A sermon by Robert Browning, Pastor, First Baptist Church, Frankfort, Ky.

John 14:23-29

Communion Devotion

Franklin Roosevelt was elected President during one of the most frightening periods in American history. The Great Depression was raging, and unemployment was at an all-time high. Fear had gripped the nation, and the future looked bleak.

Perhaps the most memorable line from his first inaugural address on March 3, 1933, was, “The only thing we have to fear is fear itself.” That line has been quoted many times by leaders trying to instill courage and confidence in the hearts of frightened people.

Fear was on the minds and in the hearts of the disciples the night Jesus gathered with them in the Upper Room to observe the Passover Meal. He sensed it and completely understood why.

The disciples knew Jesus’ life was in danger because the authorities were looking to arrest him. For some time this had been their goal, and they were determined to succeed. Even that night Jesus told them he would be with them only a little longer in an attempt to prepare them for what was coming.

What were the disciples afraid of that evening? They feared for Jesus’ life and their own safety. Just days before when Jesus told them they were going to Bethany because Lazarus was gravely ill, Thomas uttered those immortal words, “Let us go and die with him.” Thomas knew they could not get that close to Jerusalem and remain safe.

Even if they didn’t die with Jesus while in Jerusalem, what would the future hold? Could they continue the work Jesus began? Did they have what it would take to accept this challenge?  They were unsure, and Jesus was fully aware of their lack of confidence and fear.

What strikes fear in your heart this morning? What is threatening you and undermining your confidence? What is keeping you awake and making you restless?

Is someone you depended upon gone, which means you must chart a new course? Are you facing an intimidating challenge and unsure if you have what it takes to succeed? Have you received a bad health report which leaves you wondering what the future holds? Are you facing unexpected expenses with no money to cover them? Do you have a child whose life is spinning out of control and headed for a crash?

What do you think Jesus wants you to know as you gather around this table? What did he want the disciples to know the evening they gathered in the Upper Room?
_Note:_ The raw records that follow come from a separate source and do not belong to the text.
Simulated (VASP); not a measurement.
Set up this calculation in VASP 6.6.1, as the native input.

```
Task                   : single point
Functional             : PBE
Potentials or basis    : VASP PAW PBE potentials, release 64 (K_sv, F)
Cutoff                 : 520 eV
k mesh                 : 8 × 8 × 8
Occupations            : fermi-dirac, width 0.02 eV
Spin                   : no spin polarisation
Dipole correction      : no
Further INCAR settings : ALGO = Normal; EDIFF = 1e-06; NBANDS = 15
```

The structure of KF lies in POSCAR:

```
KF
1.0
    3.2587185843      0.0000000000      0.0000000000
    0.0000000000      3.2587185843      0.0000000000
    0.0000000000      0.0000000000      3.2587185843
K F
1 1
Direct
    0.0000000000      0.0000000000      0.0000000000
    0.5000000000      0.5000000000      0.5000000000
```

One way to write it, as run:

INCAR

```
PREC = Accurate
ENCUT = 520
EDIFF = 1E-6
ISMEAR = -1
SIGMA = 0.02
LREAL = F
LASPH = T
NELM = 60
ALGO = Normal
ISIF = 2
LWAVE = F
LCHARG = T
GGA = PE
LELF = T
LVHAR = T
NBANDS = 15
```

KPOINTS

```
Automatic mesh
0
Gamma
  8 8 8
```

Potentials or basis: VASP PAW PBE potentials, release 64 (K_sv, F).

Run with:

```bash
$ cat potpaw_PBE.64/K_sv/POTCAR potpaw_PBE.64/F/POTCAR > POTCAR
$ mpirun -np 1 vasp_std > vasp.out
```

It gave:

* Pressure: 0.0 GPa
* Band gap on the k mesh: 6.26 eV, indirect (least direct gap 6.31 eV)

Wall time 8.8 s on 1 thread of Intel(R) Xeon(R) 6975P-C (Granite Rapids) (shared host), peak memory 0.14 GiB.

Above all, I believe he wanted them to know they were not alone and never would be. The Father was prepared to send another Advocate, the Holy Spirit, who would reside in their hearts and walk alongside them providing the same things for them Jesus had.

God as Spirit would console them when they were grieving, guide them when they were confused, strengthen them when they were weak, remind them what Jesus had taught them when their memory failed, reveal to them the deepest truths about life and faith, give them confidence and courage when they struggled with feelings of inadequacy, grant them hope when they were reeling in despair, open doors of opportunity when they were facing dead ends, forgive them when they sinned, help them rebuild their lives after their dreams were shattered,  and give them peace when they were restless by walking with them every step of their way.  

“Peace I leave with you; my peace I give to you. I do not give to you as the world gives. Do not let your hearts be troubled, and do not be afraid.”

I am drawn to the contrast Jesus mentioned between the peace he was giving them and the peace the world offered. What was that difference? For me, it is this.

The peace of Christ was not the absence of difficulties, conflict, temptation, challenges, turmoil, pain, disappointment, or want. Instead, it was the presence of someone, the Living God, who would be their constant companion and encourager.

The peace of Christ was not found in things which could be here today and gone tomorrow, but a relationship with a loving God who would always be with them, and faithful friends who would accompany them on their journey of faith. In these eternal and endearing relationships, they would find confidence, courage, direction, hope and peace.

Is this what Jesus wants you to know? Is this what Jesus wants to give you this morning? Is this what you need as you gather around this table?

If so, will you invite the Holy Spirit into your heart and let the Spirit accompany you on your journey? Will you seek God’s will as you draw close to the Spirit through meditation, prayer, worship, study and service?

Will you ask God to help you be this kind of friend to someone who needs your companionship? Will you let the Spirit use you as you draw close to those around you and seek to support and encourage them?

“The only thing we have to fear is fear itself.” This really is true as a follower of Jesus. Let’s talk to the Lord about this as the bread and cup are passed.